Proposed Cutting Back on Tax Breaks for Home Mortgage Deductions

14 10 2005

The Wall Street Journal reported that President George Bush’s tax commission may recommend cutting back on tax breaks for home mortgages.

The Journal reports that details are still being worked out but deduction limits on home mortgages may be capped to the interest paid up to a $300,000 mortgage amount, more in line with FHA loan limits. Deductions on mortgage interest beyond that amount would be disallowed.

The nine-member panel is expected to report its recommendations on November 1. Limiting home deductions won’t be popular: The Journal notes that home owners consider the deduction as sacrosanct. While the median home price is $220,000 nationwide, mid level homes in many urban areas easily exceed that level and go well above the $300,000 cap.

There are many homeowners today purchase with little to no down payment. Curbing this deduction would have widespread negative effects on many prospective home buyers for whom the deduction makes owning a home affordable.

“It (curbing the deduction) would curb the speculative appreciation that is occurring around the market,” said Bruce Katz, director of the metropolitan policy program for the Brookings Institution.

Perhaps, Katz believes this would cool the housing market. Sales stayed at near record levels in defiance of analysts predictions. Concerns over speculation seem false logic when the housing market is objectively analyzed and speculation appears to have risen only in limited markets.

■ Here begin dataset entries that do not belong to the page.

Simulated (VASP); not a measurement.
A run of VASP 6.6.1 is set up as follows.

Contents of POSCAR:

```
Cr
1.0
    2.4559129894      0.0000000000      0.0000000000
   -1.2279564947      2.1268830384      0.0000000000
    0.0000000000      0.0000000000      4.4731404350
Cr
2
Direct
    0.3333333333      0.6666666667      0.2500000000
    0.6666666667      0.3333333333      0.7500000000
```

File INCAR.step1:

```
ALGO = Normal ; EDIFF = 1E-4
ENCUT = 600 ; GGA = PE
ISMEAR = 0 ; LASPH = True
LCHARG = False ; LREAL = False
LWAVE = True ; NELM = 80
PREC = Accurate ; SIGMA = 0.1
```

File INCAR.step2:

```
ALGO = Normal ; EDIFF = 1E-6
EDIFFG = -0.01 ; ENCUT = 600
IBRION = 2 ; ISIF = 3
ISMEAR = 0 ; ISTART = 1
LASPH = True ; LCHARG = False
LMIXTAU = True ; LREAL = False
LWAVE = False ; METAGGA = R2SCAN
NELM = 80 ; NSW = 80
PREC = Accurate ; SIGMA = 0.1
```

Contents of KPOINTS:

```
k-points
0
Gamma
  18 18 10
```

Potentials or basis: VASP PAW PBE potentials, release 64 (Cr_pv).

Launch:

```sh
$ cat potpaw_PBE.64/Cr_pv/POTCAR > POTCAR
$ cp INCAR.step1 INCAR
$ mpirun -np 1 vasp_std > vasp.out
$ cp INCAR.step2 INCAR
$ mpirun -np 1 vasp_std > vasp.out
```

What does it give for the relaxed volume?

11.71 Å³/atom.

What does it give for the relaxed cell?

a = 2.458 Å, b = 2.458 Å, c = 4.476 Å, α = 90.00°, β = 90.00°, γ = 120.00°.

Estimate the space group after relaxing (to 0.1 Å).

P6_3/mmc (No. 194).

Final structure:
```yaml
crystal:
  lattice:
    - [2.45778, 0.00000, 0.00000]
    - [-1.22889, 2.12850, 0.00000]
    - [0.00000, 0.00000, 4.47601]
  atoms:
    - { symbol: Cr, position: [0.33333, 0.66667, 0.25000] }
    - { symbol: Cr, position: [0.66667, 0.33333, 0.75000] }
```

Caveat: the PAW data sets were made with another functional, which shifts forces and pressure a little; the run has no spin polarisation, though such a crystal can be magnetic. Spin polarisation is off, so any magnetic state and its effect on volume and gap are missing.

The panel is concerned, however, about shocking the housing market, a critical component of the economy. The Journal stated that people who have already bought on the premise of receiving the tax deduction could be grand fathered in. Or, the deduction could be phased down over a 10-year period.

Suffice it to say that any restrictions on home mortgage deductions face a tough go in Congress and before the U.S. home owner.